March 12, 2007

All my bags are packed, I am ready to go… Leavin’ on a get plane.



Sunday morning greeted me with an unexpected time change and many final details to arrange and a plane to catch. With every one of these massive international departures I get a little better at being physically and mentally ready for it. I would like to think that the things that still remain undone… will cause no harm and that the countless possession I have recently released into the universe (by leaving them on the street corner in San Francisco where they are promptly adopted and put to good use as junk in yet another unsuspecting house, devoured like ants devour a carcuss) will not be missed. And most of all I hope that the stress, anticipation, anxiety, excitement and exhaustion I feel is not expressed as bitchiness to those around me, especially those taking me to the airport and helping me get the last details arranged. I know there have been several occasions where I was absolutely horrible to the dear people who delivered me on my journey…
Example: the day after graduating from college I had a flight from Boston to Europe where I would start my first such trip. This first one would be modest, six weeks in Europe, but I was still planning to travel alone, spoke only my native language and had not really even yet realized that I had graduated from college, that my life up to that point had been fulfilled and that now there was no obligation or structure… that I now had to sort it all out. We can all fantasize about how great it would be to feel like that again… but that is because we are very forgetful creatures. From my own experience and that of many others of my generation I want to claim the year after college as being some of the hardest times. And maybe I will go into that more later… but the point being that I was about to hop onto a plane, travel half way around the world to unknown lands, languages and a world of people that sort of terrified me… just because it was exactly that unknown.
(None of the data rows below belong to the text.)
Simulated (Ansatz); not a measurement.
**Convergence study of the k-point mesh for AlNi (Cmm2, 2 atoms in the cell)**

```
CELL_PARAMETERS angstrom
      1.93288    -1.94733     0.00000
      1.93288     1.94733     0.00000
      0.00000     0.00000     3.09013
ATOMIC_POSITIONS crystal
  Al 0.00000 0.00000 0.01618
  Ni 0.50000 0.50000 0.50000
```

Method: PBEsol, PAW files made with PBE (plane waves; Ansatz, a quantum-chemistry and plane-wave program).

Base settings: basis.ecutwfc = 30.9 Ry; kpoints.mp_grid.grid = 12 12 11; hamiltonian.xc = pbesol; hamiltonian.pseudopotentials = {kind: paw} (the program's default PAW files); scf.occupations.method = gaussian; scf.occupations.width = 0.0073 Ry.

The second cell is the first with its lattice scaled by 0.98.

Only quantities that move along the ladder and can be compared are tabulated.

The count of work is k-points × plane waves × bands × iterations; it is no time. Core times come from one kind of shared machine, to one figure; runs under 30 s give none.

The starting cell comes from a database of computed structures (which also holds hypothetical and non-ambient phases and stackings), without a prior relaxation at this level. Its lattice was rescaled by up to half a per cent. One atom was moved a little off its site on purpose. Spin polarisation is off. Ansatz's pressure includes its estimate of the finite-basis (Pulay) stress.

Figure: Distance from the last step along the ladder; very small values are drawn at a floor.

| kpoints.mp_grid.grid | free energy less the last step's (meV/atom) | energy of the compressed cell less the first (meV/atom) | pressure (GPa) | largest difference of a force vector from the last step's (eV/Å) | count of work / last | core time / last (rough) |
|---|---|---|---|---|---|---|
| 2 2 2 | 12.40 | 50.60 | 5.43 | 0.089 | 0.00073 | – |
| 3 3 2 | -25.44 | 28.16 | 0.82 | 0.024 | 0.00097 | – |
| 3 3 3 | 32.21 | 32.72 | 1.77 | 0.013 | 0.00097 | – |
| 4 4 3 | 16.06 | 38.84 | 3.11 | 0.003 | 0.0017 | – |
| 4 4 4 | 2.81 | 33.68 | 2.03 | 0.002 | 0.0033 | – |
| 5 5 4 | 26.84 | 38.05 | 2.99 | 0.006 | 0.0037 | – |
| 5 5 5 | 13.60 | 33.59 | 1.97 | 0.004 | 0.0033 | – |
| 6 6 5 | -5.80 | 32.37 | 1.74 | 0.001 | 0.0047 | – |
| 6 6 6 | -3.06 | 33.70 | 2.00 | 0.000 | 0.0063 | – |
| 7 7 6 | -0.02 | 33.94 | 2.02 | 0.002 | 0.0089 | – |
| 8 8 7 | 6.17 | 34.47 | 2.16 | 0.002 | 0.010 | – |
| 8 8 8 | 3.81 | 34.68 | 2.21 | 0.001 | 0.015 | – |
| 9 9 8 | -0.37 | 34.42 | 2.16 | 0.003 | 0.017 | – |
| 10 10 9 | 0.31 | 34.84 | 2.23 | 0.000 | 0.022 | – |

Needless to say, I was a bit of a mess that morning too, so much so that I didn’t even know it. My grandmother and my mother drove me the two hours to the Boston Airport. That drive is among the top worst moments of my behavior in life. I don’t know what I said or what I did, but I know that I was just terrible. The drive was a blur, but what is still so clear in my memory is the moment I heard the car door close behind me, my feet were on the concrete and my pack hung heavy on my shoulders. The whole world was out of focus except for the ten feet or so I occupied and the car drove away. I feel like I stood there forever. I must have moved. I was trapped in a moment of “what the fuck am I going to do now.” a feeling that came to many times during that year and a number of times since. But in that moment I was first aware of the fear I felt and of the terrible way I had just treated my family.
Hopefully that part of my traveling habit is over.
So this time felt smooth. Everything happened the way it was supposed to. After a healthy waiting period in the airport I boarded a plane the size of a cruise ship. I squeezed in between two healthy American men with their magazines and entertainment gadgets for a 13 hour flight over the pole and though days. 12 hours of mind-numbing movies, a punctuated nap and a few typically foul airplane meals later I set foot on Chinese soil where it was more than a day and a half later. Time for dinner. Although my body thought it was 5 am.
I made my way easily through customs, collected my luggage and was met by a friend. We were whisked off in a taxi to her apartment. The airport is built on the edge of where the marsh meets the water and we drove over marsh land forever until we reached the Pudong district of Shanghai. I was almost blinded by the surreal quality of the life here. My friend is the mother of a life-long friend from Vermont. She moved here in September with her youngest son to teach at an American school here. The apartment comes with the teaching contract and is exquisite: spacious, elegant, clean, and quiet. If this is the simple life, sign me up. We drank tea and talked for a while then I made my way into the heart of the city to meet my cousin who also happened to be living here. He has recently graduated from art school in England and is now a graphic designer for a small company based here in Shanghai. We catch up with each other over my favorite Chinese dishes. We hadn’t seen each other in the two years since our grandfather’s funeral… but he has always been of my favorite cousins. In a family of men there a few women. I am the oldest of 17 cousins most of them male. Of the clan I am the only only child so it is nice to find someone I can claim as family. I have adopted some cousins and a few friends as honorary family members. Now I have siblings too.
Early into the evening, just before I have no more energy, we settle into his comfortable flat on the 16th floor. I crawl into the sleeping loft and sink into the haze that has been creeping into my bones and from behind my eyelids for many hours now. The sleep sweeps me away, like jumping into a pool. There was no hesitation and no going back.